Private sugar mills in Uttar Pradesh, the country's second-biggest producer of the sweetener, have dug in their heels in a dispute with the state government over cane prices.
The Uttar Pradesh government has fixed November 25 as the deadline for mills to begin crushing in the western part of the state and November 30 for other mills.
Sugar producers, however, have yet to begin preparations such as starting the boilers and setting up sugarcane purchase centres outside the mills. This is the first instance of such a delay in crushing. The sugar season begins on October 1 and mills usually start crushing by mid-November.
Matters turned for the worse for the industry after a state advisory committee recommended raising sugarcane prices that mills pay farmers to Rs 305 a quintal from Rs 280 last year.
While the government has not yet approved the recommendation, the industry says it cannot pay more than Rs 225 a quintal. "As things stand today, most private mills cannot begin operations this month at any cost," says a sugar mill executive in western Uttar Pradesh.
The political atmosphere in the state is also heating up. Swami Omvesh, a former minister of state for sugarcane, is on a hunger strike for the past few days at Bijnore to put pressure on mills.
Demonstrations by farmer associations are gaining momentum. Over the past weekend, two cooperative sugar mills started crushing cane in the Meerut region, and more are preparing to start. However, the situation will normalise only when private mills start operating. The state has only 23 cooperative mills while there are 101 private mills.

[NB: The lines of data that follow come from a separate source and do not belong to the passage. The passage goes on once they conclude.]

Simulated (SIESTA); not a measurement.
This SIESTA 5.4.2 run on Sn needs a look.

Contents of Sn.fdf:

Last year, the mills failed to make the entire payment of Rs 22,000 crore to farmers as sugar prices remained depressed. The sugar industry still owes about Rs 2,300 crore to farmers. Industry executives say any increase in cane prices this year will lead to arrears of more than Rs 8,000 crore since sugar prices remain under pressure.
To compound private mills' problems, banks have declined to meet any request for higher working capital loans to the sugar industry, says a senior executive with a private-sector mill. "In fact, banks are reducing the working capital limits that were approved last year," the executive adds.